Fixing the EXCEPTION_ACCESS_VIOLATION generated while debugging the suspended processes on Windows

Publication date: 2019-10-06

Today we'll discuss one rather mysterious problem that I've encountered while writing my own native debugger for Windows.

The task I was solving was in attaching a debugger written using the Windows Debugger API to the process that has just been started with a CREATE_SUSPENDED flag.

The standard (and basically the only) way to attach a native debugger is a DebugActiveProcess call. According to the documentation, this function will suspend all the threads in the target process, and then generate some initial debug events (that will be received by the following WaitForDebugEvent call), and then will resume the threads. It is also noted that this function should generate an EXCEPTION_DEBUG_EVENT.

Unfortunately, this isn't true if the target process is suspended at the moment of the attach.

  1. The threads that were suspended at the moment of the attach won't be automatically resumed after the DebugActiveProcess call.. Yes, this is probably good and expected, but I have a feeling that the documentation could be more explicit on that.
  2. An EXCEPTION_DEBUG_EVENT won't be generated on attaching to a process that was just started with the CREATE_SUSPENDED flag. This surprises most of the people who had the native debugging experience, but believe me: that's true. This event won't be generated.

The documentation isn't only incomplete in a sense that it doesn't cover the CREATE_SUSPENDED flag; it also doesn't mention one very important thing: the DebugActiveProcess call will create a new thread in the target process. This thread is necessary for some technical things in a debugger, and it will execute some code.

This doesn't sound like a problem, right?

Hell it does.

There's a chance (with probability dependent on the target process architecture and OS version) that the debuggee process will fail immediately after you attach to it. I've been experimenting on a 64-bit Windows 10 version (build 1903) and have checked both 32-bit and 64-bit processes. 64-bit processes seems safe, but 32-bit ones will break in about 1.5% of all the cases. Looks like any process could be prone to this issue: both native and .NET processes, GUI and console ones were failing in my tests. In an answer to my Stack Overflow question (which we'll discuss below), a user named @RbMm claims that the processes would always fail on Windows XP.

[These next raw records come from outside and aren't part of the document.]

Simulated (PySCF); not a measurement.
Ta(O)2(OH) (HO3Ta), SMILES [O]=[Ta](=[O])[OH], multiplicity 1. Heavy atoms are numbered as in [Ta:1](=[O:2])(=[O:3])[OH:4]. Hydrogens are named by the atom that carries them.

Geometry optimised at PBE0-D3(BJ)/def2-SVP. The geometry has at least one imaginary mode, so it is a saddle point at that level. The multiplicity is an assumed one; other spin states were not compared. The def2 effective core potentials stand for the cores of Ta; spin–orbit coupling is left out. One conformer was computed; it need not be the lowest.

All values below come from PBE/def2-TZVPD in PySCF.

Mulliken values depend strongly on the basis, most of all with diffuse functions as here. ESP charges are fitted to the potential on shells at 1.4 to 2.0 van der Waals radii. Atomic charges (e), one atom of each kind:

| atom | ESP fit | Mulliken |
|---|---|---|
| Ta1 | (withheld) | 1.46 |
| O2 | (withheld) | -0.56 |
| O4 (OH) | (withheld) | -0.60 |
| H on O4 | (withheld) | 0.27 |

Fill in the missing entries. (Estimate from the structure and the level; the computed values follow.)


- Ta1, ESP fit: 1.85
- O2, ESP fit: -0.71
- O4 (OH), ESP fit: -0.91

The "clean" (non-erroneous) debugging session goes like that:

If you're unlucky, then your debugging session will hold the following events:

After that, the debuggee is in an exception state, and the debug process cannot be proceeded normally. Your debuggee is doomed and will terminate soon.

I've been debugging my debuggers for quite a long time, and finally decided to ask a question on the Stack Overflow site. Surprisingly enough, my question soon started to receive comments and then even an answer by @RbMm (who single-handedly seems to deal with all the debugger API-related questions on the whole Stack Overflow, much gratitude for that).

So, why is this happening? From @RbMm description and some other reads over the Internet, I think we can conclude the following. The system runtime (CRT maybe?) requires the debuggee to perform some initialization. This usually occurs on a first call to runtime facilities in the process' lifetime, and it is performed by the first thread which calls the runtime facilities. Usually, when the debugger is attached to some live process, this initialization is already performed, so no problem there. But if the debugger is attached to a process that is in suspended state due to being started with the CREATE_SUSPENDED flag, then we're in trouble: the new thread created by the DebugActiveProcess call may perform this initialization. And initializing the system runtime (whatever it is) in any thread other than main leads to the issue at hand.

Alright, what could we do now? The only documented way of attaching the debugger is error-prone. Well, let's attach the debugger in an undocumented way then! Seriously: there's no documented way to overcome the issue, so we have to be clever.

The system ntdll library has some helpful functions undocumented officially (but helpfully discovered by researchers and documented online). We're particularly interested in NtDebugActiveProcess and NtWaitForDebugEvent, which doesn't differ too much from the official DebugActiveProcess and WaitForDebugEvent: they require the user to explicitly manage the debugger context via the DebugObjectHandle parameter (instead of relying on implicit thread local context), and NtDebugActiveProcess doesn't create any additional threads in a target process. Okay, we could use that! Don't forget to link with ntdll.lib: it provides these helpful functions to your application.

Building a working prototype out of undocumented function, structure and enum definitions scattered across the Internet isn't very easy task: I had to literally tie different signatures with a bit of tape wire to make it work. But it worked out, and the resulting code is now free of threading issues. At least I think so.

Here's a link to a GitHub project that demonstrates a problem in the simplified branch, and shows an NtDebugActiveProcess-based solution in the ntdebugactiveprocess branch (sorry if the code is rather dirty, it was quickly written as a proof-of-concept).

To run the project and perform the tests you'll need to compile it and then execute the resulting binary while piping the output to a file:

$ Debug\NetRuntimeWaiter.exe > log.txt

It is important to redirect output to the log file and not show it in the terminal: without that, timings for the log writer get changed, and the issue won't reproduce (due to a possible race condition maybe).